If you don’t work in local government, you may never have encountered the Local Government Ombudsman, an organisation devoted to giving nutcases somewhere to grind their axes investigating possible maladministration in councils. The scope of the LGO’s work includes everything that councils do, but inevitably many complaints are about the most sensitive areas: child protection, looked after children, adoption, and adult social care. In dealing with complaints from the public, the LGO gets access to genuinely and (in Data Protection terms) legally sensitive information. Inevitably, given that councils have been the target of more ICO civil monetary penalties than any other sector, largely because councils are dumb enough to keep dobbing themselves in to Wilmslow, many are keen to use the most secure way of sending this confidential data to the Ombudsman.
It may seem odd, therefore, that the LGO sent an email to councils last month, containing the following message:
“Encrypt or not to encrypt – that is the question …..
We’ve had a number of issues accessing encrypted emails which have been sent to us by councils. Whilst we appreciate that your information security policy may dictate how you send information to us, if there is any discretion please only send encrypted emails when it’s absolutely necessary.”
Someone mentioned the gist of it to me, but I made an FOI request to the LGO to be certain that they really were sending out such a daft message. The LGO’s Information and Records Manager rather sweetly explained in their response to me that “our intention in sending this request was discourage councils encrypting emails that contain no sensitive personal or confidential data. Of course, if councils are sending sensitive personal data we would expect them to encrypt it – as we would do ourselves“. This is a useful piece of context for someone asking for the information under the auspices of FOI. However, this isn’t what they said to the numerous council link officers who received the email, and who were expected to act upon its contents. It’s almost the opposite.
Encrypting devices within an organisation is an easier proposition, as all the devices and connecting software are already part of the same system. The problem with encrypting email is undoubtedly that it involves different systems and protocols butting heads in the attempt to make a connection. The LGO pointed out to me that their case management system contains its own email system which can make receipt of an encrypted email difficult. But this is the LGO’s problem and nobody else’s. Councils have no choice about whether to supply data – one of the ‘key facts’ about the LGO on their website is that “We have the same powers as the High Court to obtain information and documents“. Given the ICO’s historic fondness for fining the sector for data security lapses, if councils opt for encryption by default, they should be applauded, especially by the organisation set up to investigate their conduct.

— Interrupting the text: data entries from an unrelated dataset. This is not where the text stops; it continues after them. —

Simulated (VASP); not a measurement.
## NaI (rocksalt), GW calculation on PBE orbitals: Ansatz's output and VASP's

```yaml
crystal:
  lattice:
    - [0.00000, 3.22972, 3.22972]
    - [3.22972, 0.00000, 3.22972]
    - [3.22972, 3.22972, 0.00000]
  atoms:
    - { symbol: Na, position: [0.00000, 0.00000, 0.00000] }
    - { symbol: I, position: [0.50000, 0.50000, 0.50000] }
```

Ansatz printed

This will inevitably pose problems for the LGO internally, but the solution to this is not to encourage councils to reverse sensible changes in behaviour that another regulator has been pushing them into. They are a regulator whose job it is to deal with a diverse and multilayered sector with widely disparate cultures and practices, and they have to be capable of swallowing the inconvenient implications of it this. However difficult it might be to cope with, especially without the clarification provided to me in my FOI response (and as far as I know, to no-one else), the LGO’s current advice is damaging and unsafe. Councils should ignore it, and the LGO should withdraw it.